Camera Sensor capabilities.

So just wondering if there was any truth in the rumour that the sensor is the BAE Systems sCMOS. If so will future firmware be utilising the chip to it's full capabilities?
Michael Sandiford wrote:So just wondering if there was any truth in the rumour that the sensor is the BAE Systems sCMOS. If so will future firmware be utilising the chip to it's full capabilities?
Kristian Lam wrote:Michael Sandiford wrote:So just wondering if there was any truth in the rumour that the sensor is the BAE Systems sCMOS. If so will future firmware be utilising the chip to it's full capabilities?
Hi Michael,
Regardless of which sensor is being used, you have to keep in mind that components are part of a larger system and don't work in isolation. Changing anything will always affect something else, be it memory bandwidth, thermal issues etc.
You should always consider what the camera can do now and anything else will be a bonus.
Michael Sandiford wrote:.... shoot 100fps at 2.5k...
Theodore Prentice wrote:Michael Sandiford wrote:.... shoot 100fps at 2.5k...
Just for giggles..please tell me what the necessary data rate per minute would be for 100fps at 2.5k uncompressed/RAW...lol
:lol:
Just for giggles..please tell me what the necessary data rate per minute would be for 100fps at 2.5k uncompressed/RAW...lol
When are people going to realize that this is a pro-sumer camera? (its starting to look more like a consumer+ camera really)
Its gonna be hard for ALOT of folks to handle the requirements as advertised...let alone at any multiple above 30fps uncompressed...jeez
BM cant even get it to market anytime soon, but the handles are shipping
Hi Michael,
Regardless of which sensor is being used, you have to keep in mind that components are part of a larger system and don't work in isolation. Changing anything will always affect something else, be it memory bandwidth, thermal issues etc.
You should always consider what the camera can do now and anything else will be a bonus.
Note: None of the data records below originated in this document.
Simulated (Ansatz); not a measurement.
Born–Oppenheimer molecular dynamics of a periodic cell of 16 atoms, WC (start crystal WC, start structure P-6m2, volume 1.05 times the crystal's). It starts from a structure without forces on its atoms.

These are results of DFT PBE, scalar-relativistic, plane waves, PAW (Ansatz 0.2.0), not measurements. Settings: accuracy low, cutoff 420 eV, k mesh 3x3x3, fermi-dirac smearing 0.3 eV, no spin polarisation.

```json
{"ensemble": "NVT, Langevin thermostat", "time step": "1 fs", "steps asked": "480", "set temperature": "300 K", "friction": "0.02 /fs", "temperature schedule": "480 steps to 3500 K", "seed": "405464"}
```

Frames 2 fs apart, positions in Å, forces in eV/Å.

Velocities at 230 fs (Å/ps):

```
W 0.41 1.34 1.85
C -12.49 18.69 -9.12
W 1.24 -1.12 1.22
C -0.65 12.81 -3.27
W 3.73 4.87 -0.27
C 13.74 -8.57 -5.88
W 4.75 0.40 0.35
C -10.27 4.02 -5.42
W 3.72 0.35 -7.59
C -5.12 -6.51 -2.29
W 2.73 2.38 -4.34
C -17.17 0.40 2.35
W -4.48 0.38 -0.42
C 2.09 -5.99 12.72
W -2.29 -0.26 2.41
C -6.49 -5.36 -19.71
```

Framerates of up to 32 fps at 2K, 60fps at 720p, 90 fps at 480p
cschmeer wrote:Personally, I think RAW 1080P at 50/60fps would make the most sense considering most people will output to 1080P anyway.
Jules Bushell wrote:cschmeer wrote:Personally, I think RAW 1080P at 50/60fps would make the most sense considering most people will output to 1080P anyway.
The current crop of SSD drives won't be fast enough to record that at a sustained rate I'm afraid. You'd need a RAID drive, and the cost of the BMCC goes up!
Maybe it could do it when recording ProRes (4444 be nice), but then maybe the processor can't convert that fast.
Jules
sean mclennan wrote:RAW at 2.5K is 5MB per frame, at 30fps it's 150MB/sec continuous throughput...that's the current maximum data the BMCC outputs.
Extrapolating that data means that RAW @ fullHD (1920x1080) should be roughly 3.12MB per frame. At 60fps you'd be looking at 187MB a second.
See this link for an excellent explanation: http://www.ssdfreaks.com/content/599/ho ... s-from-mbs
Using this calculation, we see that the Sandisk Xtreme 480GB SSD could handle a sustained throughput of 187.6875 MB/sec. (based on their stated 46,000 IOPS) That number is also expressed as an "up to" by Sandisk. Since all the manufacturers use their own math to create these benchmarks, you need to accept there is going to be wiggle room.
So, I would think that the 150MB/Sec that BMCC outputs at 2.5K RAW is the most they could do with existing, cheap and widely available SSDs.